Stories of life on our farm in Northwest Georgia where every day is an adventure in this beautiful spot that God has entrusted to our stewardship.

Saturday, November 8, 2014

Yesterday I Sold My First Grandchild

Seventeen months ago, our first Dexter grandchild was born right outside our back door.

We named her "ZH Siobhan's Macree" because Macree is an Irish term of endearment meaning "my heart."  Siobhan obviously adored her, and we did, too.

She was lively and fun . . .

. . . and oh-so-sweet.  On my birthday that July Macree and I had a bonding session where she melted all over my lap while I caressed her for 20 minutes.  I will always treasure that memory.

Macree's new owner wanted her bred so when she was 15 months old, she met our bull, Mrald Crown Royal. This past weekend I brought Macree up near the barn to be ready for the vet to draw blood for biotracking, a non-invasive pregnancy check.  She missed being with Royal, Siobhan and Wellie, and Sir Loin the steer, but she hung out with them across the fence and even shared their hay.  When they wandered off she would go up and eat hay with Romeo.  She hung around the barn a lot, too, wanting our company.  That's when I got this photo of her scratching what itches.

This photo just cracks me up!  Macree says, "See how Dexter-ous I am?"  Silly girl!

On Thursday the biotracking came back positive--she was pregnant, and she was ready to go to her new home.

Here's Macree coming up to meet her new owner, not quite sure what's going on.

Macree showed what a good girl she is, walking right into the stanchion to eat her bit of grain.  She has been easy to train, having gotten used to being tied next to the stanchion while her mama was milked since she was two months old.  It was an easy step up into the stanchion itself, and even fastening the neck catch didn't faze her.  She lets me touch her udder and teats without so much as twitching a foot.

Finally it was time for one last hug and kiss.

Macree found something yummy on the trailer door.

A sweetheart to the last, she stepped right up into the trailer.  I don't know why I felt like a traitor--probably because I couldn't explain to her what was happening.  She took it perfectly in stride, though, and started eating her bedding.  The trailer disappeared down the road on the way to pick up a new steer buddy before heading to her new home, a very good one where she'll be very well cared for.

A couple hours after the trailer disappear down the road, I got a text:  "Happy cows!  :)"  And that made me a happy grandma!

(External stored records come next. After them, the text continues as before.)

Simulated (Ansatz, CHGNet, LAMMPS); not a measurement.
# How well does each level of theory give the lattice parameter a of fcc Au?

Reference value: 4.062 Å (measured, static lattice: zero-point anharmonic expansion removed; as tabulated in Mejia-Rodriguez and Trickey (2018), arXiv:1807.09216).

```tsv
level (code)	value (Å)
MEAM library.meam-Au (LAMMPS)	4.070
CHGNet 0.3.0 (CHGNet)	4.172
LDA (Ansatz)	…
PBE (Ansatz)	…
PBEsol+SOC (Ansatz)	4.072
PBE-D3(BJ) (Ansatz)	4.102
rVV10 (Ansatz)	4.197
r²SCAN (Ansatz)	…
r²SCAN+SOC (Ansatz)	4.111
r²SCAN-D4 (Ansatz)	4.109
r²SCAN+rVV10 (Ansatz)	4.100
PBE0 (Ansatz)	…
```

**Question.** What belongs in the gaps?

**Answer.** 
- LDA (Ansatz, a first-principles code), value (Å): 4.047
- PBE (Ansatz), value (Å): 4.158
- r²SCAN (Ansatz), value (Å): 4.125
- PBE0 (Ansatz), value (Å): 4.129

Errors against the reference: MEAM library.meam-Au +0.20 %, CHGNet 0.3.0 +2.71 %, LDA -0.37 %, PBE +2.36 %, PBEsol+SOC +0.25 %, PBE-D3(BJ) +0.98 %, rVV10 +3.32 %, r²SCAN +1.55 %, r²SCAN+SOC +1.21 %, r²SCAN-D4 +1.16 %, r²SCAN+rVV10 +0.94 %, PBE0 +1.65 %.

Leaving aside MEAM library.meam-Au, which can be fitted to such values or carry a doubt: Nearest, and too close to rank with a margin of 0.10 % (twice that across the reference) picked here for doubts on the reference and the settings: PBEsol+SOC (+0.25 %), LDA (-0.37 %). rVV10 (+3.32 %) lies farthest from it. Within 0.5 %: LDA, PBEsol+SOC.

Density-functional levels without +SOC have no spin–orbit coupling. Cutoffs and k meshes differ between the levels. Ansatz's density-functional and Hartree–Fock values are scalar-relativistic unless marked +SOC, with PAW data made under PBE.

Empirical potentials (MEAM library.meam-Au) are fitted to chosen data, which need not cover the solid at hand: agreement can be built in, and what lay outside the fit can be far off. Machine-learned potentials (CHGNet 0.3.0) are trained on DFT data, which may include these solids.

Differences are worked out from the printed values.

  1. I know it must be hard to let go of animals that were raised on your farm and it must feel like children that you are giving away and the trust you so much. This is one part of farming that will be tough for me too.

    1. It's a little easier to let the heifers go to a great home than it is to take a steer to be butchered, Gordon. We have yet to butcher a steer that was born and raised here; that's about 18 months away, and I don't know how I'll deal with that. I've heard some sad stories about heifers or cows whose new home didn't turn out to be what the seller thought it would be. That's one thing I'm not worried about at ALL! Macree will live in the lap of IRG luxury, and her new owner has years of experience with cattle and really cares about her animals. Macree has landed on her feet!